I guess about 95% of Japanese people can play a musical instrument, and I don’t just mean the kazoo.

Japanese people on the whole eat a lot of food and yet remain skinny. But a lot of young people these days practically starve themselves, and are on average about 0.5kg lighter than their noodle- and fried shrimp-loving brethren. I don’t know why they bother.

Any stream in Japan bigger than a trickle in a ditch has concrete banks.

Hot, canned, sweet milky coffee is very popular here. It is available in vending machines all over the country. I have to wonder what on earth they are putting in the coffee to stop the milk from going off as it sits for weeks on end in a perpetually heated can.

Vending machines can be found anywhere in this country. There are of course vending machines in the places you would expect to find them; outside stations and sports gyms etc. But you can also find vending machines placed randomly on residential streets, clustered at the side of the road in the middle of all these rice fields without a building in sight, overlooking a particularly nice beach, or even high up on the side of mountains! Most vending machines sell drinks. A select few sell snacks. There are also vending machines that sell tobacco or alcohol, and these vending machines are also placed in random areas, with no way to make sure that kids are not among the customers. Then there are the types of vending machines that just make you go ‘Huh?’ such as egg vending machines, which tend to be large and bulky, and inside their own little building. Or bouquet vending machines, just in case you wake up and suddenly realise it’s your anniversary and you haven’t bought a present yet. Apparently, before I came to Japan there was a vending machine behind Akita Station that sold used panties, but it’s gone now. 1,500 yen for nylon or polyester, or 2,500 yen for nice scent-retaining cotton. Yuck! That kind of thing is usually found in ‘omoshiroi’ shacks, these little tin huts found on inter-town roads that have the word ‘omoshiroi’ (interesting) painted on the side. They typically have one parking space hidden behind some bushes, and inside they are filled with vending machines selling everything from magazines to DVDs to the aforementioned underwear. I remember being told about ‘omoshiroi’ shacks half a dozen times when I was new here. It is a story foreigners living here just love to tell, one of those “OMG Japan is so weird!” stories.

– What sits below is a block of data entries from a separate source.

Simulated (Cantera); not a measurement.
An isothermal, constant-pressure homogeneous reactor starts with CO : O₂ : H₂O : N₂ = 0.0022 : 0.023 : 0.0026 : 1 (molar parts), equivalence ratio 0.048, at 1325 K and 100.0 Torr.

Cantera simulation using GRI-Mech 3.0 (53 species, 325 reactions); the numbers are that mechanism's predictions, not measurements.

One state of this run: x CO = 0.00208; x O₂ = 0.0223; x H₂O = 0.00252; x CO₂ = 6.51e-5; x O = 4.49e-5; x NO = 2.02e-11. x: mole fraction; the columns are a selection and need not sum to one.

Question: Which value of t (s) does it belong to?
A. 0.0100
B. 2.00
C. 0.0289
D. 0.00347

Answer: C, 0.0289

Japanese people peel their grapes before they eat them, because apparently they are covered in pesticides. They also peel their apples, pears, and any other fruit that I would normally eat the skin of.

I had a lot of trouble last week trying to convince someone that I have no religion, that I am in fact an atheist with very slight agnostic tendencies. Actually, I don’t think I convinced her at all. She just kept saying “No, I think you’re a Christian.” When I said I was never baptised, she said “I think you’re lying.” But then this was the crazy woman who randomly sent me three bowls of ramen one weekend, and who keeps leaving books in my letterbox that I don’t want to read.

Thursday 18 January 2007

The Forces of Nature

Something rather rare and frightening happened in Konoura today.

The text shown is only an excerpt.